The saga surrounding Brexit will soon come to an end on March 29, if there is no request from UK to extend it. This scenario is getting unlikely as the UK parliament struggles to agree on a deal over the irish backstop. If a deal is not put together by PM May by 27 February, she has promised to update Parliament on its progress and allow lawmakers to debate for alternative courses of action. It may include Parliament taking control of the exit process from the government which can have multiple consequences. Therefore, it may take some time before a better deal can be materialized to be put up for a meaningful vote in Parliament.

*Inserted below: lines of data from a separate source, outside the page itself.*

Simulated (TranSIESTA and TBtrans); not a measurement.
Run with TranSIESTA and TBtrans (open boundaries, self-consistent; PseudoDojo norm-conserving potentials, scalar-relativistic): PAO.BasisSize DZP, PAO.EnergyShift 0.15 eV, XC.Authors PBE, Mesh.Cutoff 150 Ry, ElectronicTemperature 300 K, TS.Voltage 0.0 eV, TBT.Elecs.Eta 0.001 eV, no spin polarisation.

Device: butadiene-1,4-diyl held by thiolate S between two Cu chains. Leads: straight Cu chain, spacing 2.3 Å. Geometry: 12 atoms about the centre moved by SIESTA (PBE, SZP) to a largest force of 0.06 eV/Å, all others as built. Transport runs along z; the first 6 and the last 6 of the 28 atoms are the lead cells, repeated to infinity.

Regardless of what happens this week, the bottom line is that it is definitely not in the interests of both EU and UK alike for UK to crash out of the bloc without a deal. Although the EU refuses to commit on removing the irish backstop completely, it appears amicable in trying to reach a middle ground with UK. Therefore, we may see a compromise reached in the coming weeks which such a deal will eventually be able to push through the Parliament before a stipulated deadline.
However, extreme selling will occur if for whatever reason things go south quickly and UK crashes out. The GBP may decline by more than 5% within a short span of time due to market fears coming true. Hence, it is important for traders to thread this currency cautiously and manage their positions according to the unfolding saga. Wild swings can be expected to take out traders’ position with tight stop losses regardless of their intended direction.
From our last article on GBP, the fundamentals titled towards a bearish outlook and it was written before the release of the employment data. Though wage growth fell short of expectations last week by 0.1% in last week’s data release, the market still viewed it positively. This was because, wage growth remained resilient at 3.4% unchanged from previous period (its higest despite the ongoing US-China trade war and Brexit concerns. Moreover, unemployment also remained unchanged at 4.0%. In fact, both its unemployment and wage growth is currently at its strongest level since the mid 2009s.
Therefore, the outlook is now mixed and there is a possibility of upside in the pair given that USD may also slide further due to the recent US FOMC meeting minutes confirming its members’ dovishness.
However, traders should continue to be on the look out for any adverse change in the Brexit conditions and USD Fed stance next week as the political and economic situation in UK remains delicate.
Last week, GBP/USD resume its climb after 3 weeks of pullback with a clear bullish engulf candle formed. It shows that the support region of 1.2770 is strong and is able to halt the selling pressures present in the weeks preceding it.
However, the volume remains flat and the price is currently sitting at the resistance region of 1.3080 to 1.329. To go up further it must be able to gather enough strength to break the hard resistance level of 1.31465 and 1.32838. An improvement in Brexit conditions and US Fed dovishness may provide support for this break through.
Conversely, if the mentioned resistance regions holds well, we may see price revisit the strong support region of 1.2770 and 1.2660.